The European Commission acted in the past on standard-essential patents, and may do so again if necessary.

EU competition commissioner Margrethe Vestager was speaking today at the Chillin’ Competition conference in Brussels.

She gave standard-essential standards as an example of where the commission had to act against companies unfairly exploiting a dominant position.

Vestager referenced a recent study that found $120 of the total cost of every smartphone is royalties for the patent it contains.

Some patents are essential to standards, such as GSM or 4G, putting their owners in a strong financial position, although patent holders usually have to commit to making their technology available on fair terms, as a condition for it being included in a standard.

However, if they go back on that commitment it can put handset makers in a difficult position because the patent holder can threaten an injunction to stop product sales. This can force phone makers to accept unfair terms, just to stay in business.

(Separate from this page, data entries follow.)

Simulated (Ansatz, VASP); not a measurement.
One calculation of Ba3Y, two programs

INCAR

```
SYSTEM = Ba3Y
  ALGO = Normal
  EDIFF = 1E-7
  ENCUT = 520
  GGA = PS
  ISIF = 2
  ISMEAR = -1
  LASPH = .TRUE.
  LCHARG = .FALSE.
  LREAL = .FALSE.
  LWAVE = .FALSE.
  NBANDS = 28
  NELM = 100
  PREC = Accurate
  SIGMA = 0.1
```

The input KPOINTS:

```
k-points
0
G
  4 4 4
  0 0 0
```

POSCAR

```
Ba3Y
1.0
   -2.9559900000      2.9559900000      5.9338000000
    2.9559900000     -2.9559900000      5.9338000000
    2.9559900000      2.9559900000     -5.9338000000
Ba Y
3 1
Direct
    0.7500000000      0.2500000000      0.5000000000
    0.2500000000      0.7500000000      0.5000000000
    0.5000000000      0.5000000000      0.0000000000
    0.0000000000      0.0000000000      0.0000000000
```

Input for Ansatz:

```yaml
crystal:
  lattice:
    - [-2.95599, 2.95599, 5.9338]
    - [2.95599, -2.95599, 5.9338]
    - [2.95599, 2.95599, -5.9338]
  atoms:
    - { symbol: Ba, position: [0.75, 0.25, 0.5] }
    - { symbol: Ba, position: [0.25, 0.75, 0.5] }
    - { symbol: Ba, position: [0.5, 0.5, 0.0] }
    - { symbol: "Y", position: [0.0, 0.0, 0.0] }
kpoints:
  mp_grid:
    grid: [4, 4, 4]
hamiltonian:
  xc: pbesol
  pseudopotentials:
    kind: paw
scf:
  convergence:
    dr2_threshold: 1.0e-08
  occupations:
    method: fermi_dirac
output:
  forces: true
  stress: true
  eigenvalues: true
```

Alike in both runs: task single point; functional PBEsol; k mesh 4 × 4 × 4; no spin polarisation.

“That could mean they end up paying unjustified royalties, and their customers have to pay more than they should,” said Vestager.

This is why the EC ordered Motorola not to press an injunction against vendors, and accepted Samsung’s commitment not to do the same. Both cases happened in 2014 but Vestager also looked forward to 5G and IoT.

“To make sure that happens in a way that works for consumers, there needs to be fair access to standards, and a reward for genuine innovators,” she said.